Tyrrell_McAllister comments on Rolf Nelson: How to deter a rogue AI by using your first-mover advantage

Tyrrell_McAllister 22 Nov 2010 21:51 UTC
3 points

The issue isn’t “status as a morally worthwhile person” but strategic position.

It’s true that a sim and an original could agree that what happens to the original is all that matters. Such a sim will sacrifice itself willingly if doing so implies a greater chance that the original gets what it wants.

But the essay in the OP stipulates what the RAI values, and these values mean that there is no strategic value to caring only about what the original gets. Both the sim and the original just want to see computation C completed. The completion of C is something that the RAI could complete in either possible world. Even if the RAI is a sim, its computation of C would be completely real. There would still be a real hardware substrate somewhere that ran through the computation of C, even if that hardware were simultaneously creating an AI who thinks that it’s 2040.

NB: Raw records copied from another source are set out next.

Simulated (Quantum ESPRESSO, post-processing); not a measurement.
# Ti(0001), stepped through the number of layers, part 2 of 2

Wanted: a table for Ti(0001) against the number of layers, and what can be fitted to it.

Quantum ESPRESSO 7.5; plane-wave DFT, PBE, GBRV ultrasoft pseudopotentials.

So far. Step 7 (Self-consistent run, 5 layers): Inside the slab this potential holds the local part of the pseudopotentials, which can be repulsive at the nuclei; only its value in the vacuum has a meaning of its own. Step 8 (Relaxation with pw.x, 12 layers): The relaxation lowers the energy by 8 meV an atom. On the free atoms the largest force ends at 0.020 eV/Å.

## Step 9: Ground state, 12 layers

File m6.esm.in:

This means that the possibility that the sim will be aborted really is a threat to something that the RAI, in both instantiations, values. So, the RAI ought to weigh this possibility.
- JenniferRM 23 Nov 2010 3:04 UTC
  4 points
  Parent
  ::laughing with pleasure::
  
  Yes, in that particular contrived example the boundaries between daydream and real accomplishment are potentially blurred if the difficult accomplishment is to have successfully dreamed a particular thing.
  
  But while dreams within dreams are fun to play with, I don’t think that a coherent theory of simulationist metaphysics can ignore the fact that computation in a substrate is a physical process. Rolf’s RAI might have an incoherent theory of computation, but I suspect that any coherent theory is likely to take into account energy costs and computational reversibility and come out to some conclusion of the sort that “computing C” ultimately has a physical meaning something along the lines of either “storing the output of process C in a particular configuration in a particular medium” or perhaps “erasing information from a particular medium in a C-outcome-indicating manner”?
  
  If we simulate conway’s life running a Turing machine computing its calculation it seems reasonable that it would count that as the calculation happening in both the conway’s life simulation and in our computer, but to me this just highlights the enormous distance between Rolf’s simulated and real RAI.
  
  Maybe if the RAI was OK with the computational medium being in some other quantum narrative that branched off of its own many years previously then it would be amenable to inter-narrative trade after hearing from the ambassador of the version of Rolf who is actually capable of running the simulation? Basically it would have to be willing to say “I’ll spare you here at the expense of a less than optimal computational result if copies of you that won in other narratives run my computation for me over there.”
  
  But this feels like the corner case of a corner case to me in terms of robust solutions to rogue computers. The RAI would require a very specific sort of goal that’s amenable to a very specific sort of trade. And a straight trade does not require the RAI to be ignorant about whether it is really in control of the substrate universe or if it is in a simulated sandbox universe: it just requires (1) a setup where the trade is credible and (2) an RAI that actually counting very distant quantum narratives as “real enough to trade for”.
  
  Finally, actually propitiating every possible such RAIs is getting into busy beaver territory in terms of infeasible computational costs in the positive futures where a computationally focused paperclipping monster turns out not to have eaten the world.
  
  It would be kind of ironic if we end up with a positive singularity… and then end up spending all our resources simulating “everything” that could have happened in the disaster scenarios...